The Irish Guards of recent history are very different from the regiment that bore the same name which fought for James II during the Battle of the Boyne in 1690, and later went to France as a 'Stewart' regiment in 1692. The history of the Irish Guards as a regiment of foot guards in the British army only dates from 1900 after its creation was ordered by HM Queen Victoria following suggestions from Lord Wolesley and an Irish MP. Wolesley had recommended that Irish regiments of the British army should be allowed to wear the shamrock in their headress on 17th March (St.Patrick's Day) each year as a mark of the Crown's appreciation of their gallantry during the Boer War, specifically, at the relief of Ladysmith. That suggestion was followed by an Irish MP who tabled a motion in the House of Commons that, as there were already regiments of Scots, Welch and English Guards, a regiment of Irish Foot Guards should also be created. Subsequently the Irish Guards were formed on 1st April 1900 by Order of HM Queen Victoria, although in truth they were just a battalion of foot guards and not a regiment; it took a further 15 years before the Irish Guards truly became a regiment with the forming of its second and reserve battalions. However, as soon as the Irish Guards were established recruitment posters were duly sent out.
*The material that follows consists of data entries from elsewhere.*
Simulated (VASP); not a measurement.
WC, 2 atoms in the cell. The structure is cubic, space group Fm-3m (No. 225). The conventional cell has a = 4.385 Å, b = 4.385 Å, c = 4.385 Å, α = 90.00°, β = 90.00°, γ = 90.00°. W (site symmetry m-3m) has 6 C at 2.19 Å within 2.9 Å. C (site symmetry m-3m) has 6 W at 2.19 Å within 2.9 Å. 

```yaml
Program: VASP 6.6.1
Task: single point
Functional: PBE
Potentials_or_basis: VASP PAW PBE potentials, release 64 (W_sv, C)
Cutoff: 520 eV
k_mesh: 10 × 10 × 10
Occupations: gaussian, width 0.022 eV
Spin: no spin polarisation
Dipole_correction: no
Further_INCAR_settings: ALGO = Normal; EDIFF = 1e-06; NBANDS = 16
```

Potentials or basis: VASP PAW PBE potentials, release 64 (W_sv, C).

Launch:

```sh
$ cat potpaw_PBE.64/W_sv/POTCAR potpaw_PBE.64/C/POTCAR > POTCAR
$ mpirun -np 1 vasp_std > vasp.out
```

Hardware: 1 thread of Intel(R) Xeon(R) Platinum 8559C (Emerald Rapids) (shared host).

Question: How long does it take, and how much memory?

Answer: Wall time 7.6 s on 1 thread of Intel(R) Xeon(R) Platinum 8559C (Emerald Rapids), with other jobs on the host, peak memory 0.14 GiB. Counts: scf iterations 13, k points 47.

The Irish Guards' first honorary Colonel was the Anglo-Irish, Indian born Field Marshal Lord Frederick Roberts, widely known to the troopers as 'Bobs'; and it was because of this that the regiment got its first nickname of 'Bob's Own', although they were (and still are) affectionately known as 'the Micks'. No other regiment of foot guards, past or present, has had such a fond and widely accepted nickname.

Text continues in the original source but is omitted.